The Half-Dead Poet Review – Prodigal Son


[su_quote cite=” Charles Baudelaire”]The greatest trick the Devil ever pulled was convincing the world he didn’t exist.[/su_quote]


It has been almost seventeen years this month since the Albany Police Department found an old black Volvo left with its doors open in the middle of Washington Park near the Robert Burns statue with a strange note taped on Robert Burns forehead and written on the back of one of Dan Wilcox’s venue fliers that said in jet black sharpie ink “Gary Murrow Was Never Here Man And Neither Were You”. I remember that day well. On Sunday, November 19, 1998, an Albany patrol car pulled up in front of my apartment building on State Street and two police officers reported to me that the car, belonging to a local Albany man, a Mr. “Noel DePlume”, had been discovered abandoned with the keys in the ignition and had been simply left there overnight with the engine running and the cd player blaring tunes by Blue Oyster Cult. The two police officers had had the car towed and went to search the apartment of the missing man. There they found, (among other things), his cat, Mr. Sparkles, and one pair of black socks in his closet. His wallet, his watch, and his book collection as well as his porn collection were all missing. And so was his savings-account book, although the balance, which stood at less than twenty dollars, would remain that way. There was no suicide note, no photos and no journals and even his leather trench coat and pens were all mysteriously missing. The only other object left as almost a statement? Was a copy of his rare and now almost impossible to find chapbook entitled Poems From The Disco Inferno.

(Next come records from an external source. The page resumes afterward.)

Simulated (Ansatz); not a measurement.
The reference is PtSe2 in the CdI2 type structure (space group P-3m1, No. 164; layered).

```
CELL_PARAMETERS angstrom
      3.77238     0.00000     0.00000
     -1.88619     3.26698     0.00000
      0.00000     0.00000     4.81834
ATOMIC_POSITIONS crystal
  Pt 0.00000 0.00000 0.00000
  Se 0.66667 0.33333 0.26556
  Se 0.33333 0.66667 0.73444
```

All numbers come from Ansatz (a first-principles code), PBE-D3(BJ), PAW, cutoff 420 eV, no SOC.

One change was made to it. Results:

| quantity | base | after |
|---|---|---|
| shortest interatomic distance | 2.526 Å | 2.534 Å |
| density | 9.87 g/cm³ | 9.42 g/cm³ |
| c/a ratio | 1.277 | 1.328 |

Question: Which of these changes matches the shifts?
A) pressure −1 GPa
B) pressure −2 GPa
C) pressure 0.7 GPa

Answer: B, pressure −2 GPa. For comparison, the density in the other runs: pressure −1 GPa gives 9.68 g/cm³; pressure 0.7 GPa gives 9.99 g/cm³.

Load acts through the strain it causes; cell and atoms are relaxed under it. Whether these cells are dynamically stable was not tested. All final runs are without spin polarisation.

Nobody has seen or heard from or even of this unknown stranger Mr. Noel DePlume or our good friend poet Gary Murrow since that day or after that night before. On that afternoon, he called two friends who knew him well. The first was Keith Spencer, who at that moment—one of those happy and shapeless moments which at that age we all remember—was getting a hummer from an ex-girlfriend and was ready to head out the door to fetch his new special ordered musical instrument, a dual neck B.C. Rich Pro X Custom Double Electric Gloss Black Guitar from Drome Sound. In a moment he shared with us years later Spencer told us that over the phone Gary Murrow seemed quote “Not quite himself, almost remotely distant, even almost remotely stoned” and had told Spencer over the phone “Things are pretty bad man” Murrow said, adding the words, “Tuna fish” and then he mysteriously hung up. Spencer was all too distracted at the time to offer help. “I felt like horrible man,” he later said. “But of all the times to disappear he didn’t have to like disappear then, he could’ve like disappeared later”. The other friend he called, right after he called Spencer, Was me. And at that time I was reading a book of poetry by modernist poet Ernst Schnook and on my fifth cup of coffee. I answered the phone and it was clearly Murrow’s voice and he said “Homo Say What?” And I said “What?” and then, he just hung up.

And after that? I never heard from him again.

Murrow … Was gone.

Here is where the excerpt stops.